Leaving the EU: Customs Arrangements Debate

Full Debate: Read Full Debate
Department: HM Treasury

Leaving the EU: Customs Arrangements

Heidi Allen Excerpts
Tuesday 10th July 2018

(5 years, 10 months ago)

Westminster Hall
Read Full debate Read Hansard Text Read Debate Ministerial Extracts

Westminster Hall is an alternative Chamber for MPs to hold debates, named after the adjoining Westminster Hall.

Each debate is chaired by an MP from the Panel of Chairs, rather than the Speaker or Deputy Speaker. A Government Minister will give the final speech, and no votes may be called on the debate topic.

This information is provided by Parallel Parliament and does not comprise part of the offical record

Stephen Hammond Portrait Stephen Hammond
- Hansard - - - Excerpts

Again the hon. Gentleman guesses what I was about to say next. I was using the ports of Dover and Calais as examples of ports across the United Kingdom. Of course, it would also require restrictions and a border infrastructure to be in place between the two ports he mentions.

Over the last few years, some people have called that project fear, but the reality is that we are facing risks to our economy and to people’s jobs. In the last two weeks, businesses such as Airbus and Jaguar Land Rover have been increasingly vocal about these events and the risks. A recent Institute of Directors poll found that business leaders want a post-Brexit customs arrangement that avoids the new customs processes and maximises EU market access by minimising regulatory divergence. Warnings from big employers and investors in the UK should not be ignored, and certainly not by a Government who are committed to protecting jobs and enhancing employment opportunities.

Heidi Allen Portrait Heidi Allen (South Cambridgeshire) (Con)
- Hansard - -

On that point, it is important for everyone to recognise that although big businesses can be noisy and have press contacts, the way that business filters through like a food chain means that they provide work for medium-sized businesses, who provide work for small businesses. As a country, we would be completely foolish to risk fundamentally changing the way we deal with our existing EU customers without having a clue about what the new customers in the rest of the world might want. We have to find a way to preserve frictionless trade with our existing customers if we want to protect our economy.

Stephen Hammond Portrait Stephen Hammond
- Hansard - - - Excerpts

My hon. Friend is right. The supply chain provides jobs in all sorts of areas across the country. It is not just the big employers, but the thousands of people who are employed in their supply chain. For a small firm, the bureaucracy of restrictions such as rules of origin requirements and certificates, will be so extreme that some of them are likely to go out of business. We need to realise that.

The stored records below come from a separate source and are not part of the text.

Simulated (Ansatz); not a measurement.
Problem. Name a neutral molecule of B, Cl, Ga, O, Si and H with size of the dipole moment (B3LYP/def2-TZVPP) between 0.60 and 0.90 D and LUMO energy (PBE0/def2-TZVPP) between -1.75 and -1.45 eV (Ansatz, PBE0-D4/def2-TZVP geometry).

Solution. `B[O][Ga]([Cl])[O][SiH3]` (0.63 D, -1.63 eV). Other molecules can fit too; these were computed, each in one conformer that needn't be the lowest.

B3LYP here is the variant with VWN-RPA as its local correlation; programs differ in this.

We need a solution to those problems that protects jobs and businesses, that reflects the realities at ports, that avoids a border in Ireland and that can be fully enforced by the end of the implementation period. It is no good just relying on the technology being there, because at the moment it does not exist or it has never been tested on anything like that scale.

I am not sure that I am in universal agreement with all hon. Members, but I welcome the Chequers plan as a sensible proposal. As with everything, it will be in the detail, and as I said earlier, we are in a slight vacuum at the moment because the White Paper’s timely publication will be important, but it is not yet with us. One ambiguous area is the suggestion that maintaining frictionless trade with the EU will limit our ability to pursue new free trade deals. I will leave it to the Minister to explain exactly how those proposals will ensure that we can keep the option of free trade open.

The Government’s proposal is a welcome step towards at least recognising the economic reality that will hit us. I do not want to say that the debate has secured all the answers yet, because we will have the White Paper, but I will say that the Brexit debate has not yet faced up to some of the inevitable trade-offs between different rules around the world. If barriers are removed somewhere, they will almost certainly be put up somewhere else. That is the consequence.

--- Later in debate ---
Jim Shannon Portrait Jim Shannon (Strangford) (DUP)
- Hansard - - - Excerpts

It is always a pleasure to speak in debates, Mr Streeter, no matter what the issue may be, but, as a Brexiteer, I will give an opinion that might not go down well with others in this Hall. However, it is my opinion and that of many in my party. We are where we are and we have to try to find a way forward. I am very much one of those guys who tries to find a way forward. Coming from Northern Ireland and from a political background, and understanding the political process of where we have got to, I feel that if there is a will to find a way forward, we can find it. I want to express my thoughts in a constructive fashion, and hopefully other Members will appreciate what I try to say.

First, I thank the hon. Member for Wimbledon (Stephen Hammond) for securing this debate and allowing me the opportunity to speak in it. He succinctly and purposefully put forward his viewpoint, as other Members have done. With the increased uncertainty regarding the bill for our leaving Europe, it is more important than ever that we remember what people voted for when they voted to leave in June 2016. I am clear about what I and the constituency of Strangford voted for: we voted to leave by 56% to 44%. I am very clear about that.

I asked the Prime Minister a question yesterday on fishing, which is important for my constituency, and she answered it. I hope Members get a chance to read it. One could not be anything but clear about what the Prime Minister said in relation to fishing. I am reassured by her response to my question. The Minister’s Parliamentary Private Secretary, the hon. Member for North Cornwall (Scott Mann), is interested in fishing issues and I know he will have taken note of that. That is something on which he and I would be on the same wavelength; we are probably both encouraged by it.

People did not vote to straddle the EU and the UK, for outside influence in law making to be countenanced, or to retain residual membership of Europe. They voted to leave. I voted to leave, and my constituents voted to leave. That is the principle on which everything we do must be based. I understand that the complexities are incredible. I look on everyone in the Chamber as friends and colleagues, and sometimes we differ in our opinions and the way we look at things, but the right hon. and hon. Members present want, as I do, to find a way to an agreement and understanding with Europe.

Heidi Allen Portrait Heidi Allen
- Hansard - -

The hon. Gentleman is right that a 52% to 48% result has to look like a compromise that the whole country and Parliament can somehow find a way to get behind, so does he agree that the Prime Minister’s outline proposals from Chequers go some way towards that? They would satisfy him as to what is needed for the fishing industry; but I will never forget the unemployment figures given by the hon. Member for Bishop Auckland (Helen Goodman). Surely the hon. Gentleman must agree that the right proposals will safeguard all the industries in question, and that they must include close alignment to something like the customs union.